After weeks of intense rain that turned the state into natural disaster, Texas is set to get its first new period of extended sunshine. This development in the flood-ravaged state would allow surging rivers to recede and rebuilding of damaged structures to commence.
Due to the severity of the floods that hit the state, U.S. President Barack Obama has declared most parts of Texas an official disaster area. At least 25 people were killed due to the calamity, according to Reuters.
More than 10 inches (25 cm.) of rain has fallen across nearly the entire central and eastern portion of the state during the last 30 days. Some isolated areas have even received more rain, with some reporting to have received as much as 15 to more than 20 inches (37.5 cm. to more than 50 cm.) during the intense period, according to The Japan Times.
"It's looking like there won't be any additional rain this week and that's good news," he said National Weather Service meteorologist Dan Reilly, who remains optimisitc.
Even given the days of sunshine to come, the ground remains saturated while rivers and lakes remain swollen due to the influx of water, causing a significant risk as the state heads into the tropical storm season, according to The Japan Times.
"We are more vulnerable now than we were before the rain," Reilly said.
Hays County spokeswoman Laureen Chernow remains apprehensive about the damage that the state has incurred. Texas state officials have recorded at least $32.7 million in damages to public infrastructure, as reported by The japan Times. Apart from damage to buildings, roads have been closed and two bridges have also been destroyed.
"There are a couple of pillars standing in the riverbed," she said.
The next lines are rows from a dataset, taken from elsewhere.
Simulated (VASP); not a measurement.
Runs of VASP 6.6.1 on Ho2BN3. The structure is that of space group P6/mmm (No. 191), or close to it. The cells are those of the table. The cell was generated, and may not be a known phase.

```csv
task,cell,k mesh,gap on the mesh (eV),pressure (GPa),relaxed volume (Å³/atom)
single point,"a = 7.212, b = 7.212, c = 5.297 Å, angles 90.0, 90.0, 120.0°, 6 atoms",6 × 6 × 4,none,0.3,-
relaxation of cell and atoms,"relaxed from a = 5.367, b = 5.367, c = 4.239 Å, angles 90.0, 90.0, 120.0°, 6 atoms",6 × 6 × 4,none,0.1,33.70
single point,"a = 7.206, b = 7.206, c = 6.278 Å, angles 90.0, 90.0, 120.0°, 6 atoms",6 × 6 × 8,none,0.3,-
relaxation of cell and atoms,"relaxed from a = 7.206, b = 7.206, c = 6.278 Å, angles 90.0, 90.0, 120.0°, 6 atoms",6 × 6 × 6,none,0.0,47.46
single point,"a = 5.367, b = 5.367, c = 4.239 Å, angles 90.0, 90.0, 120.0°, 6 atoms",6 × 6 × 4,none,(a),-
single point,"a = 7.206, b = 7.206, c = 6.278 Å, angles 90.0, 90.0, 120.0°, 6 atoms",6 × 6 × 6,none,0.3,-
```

"It's going to take years to rebuild this whole area," she added.
Veronica Beyer, spokeswoman for the Texas Department of Transportation, states that apart from the damage to the infrastructure, there is also a significant damage to the state transportation system, which can go as high as $27 million.
"We want people to keep in mind that this has been a historic national disaster of epic proportions for us," she said.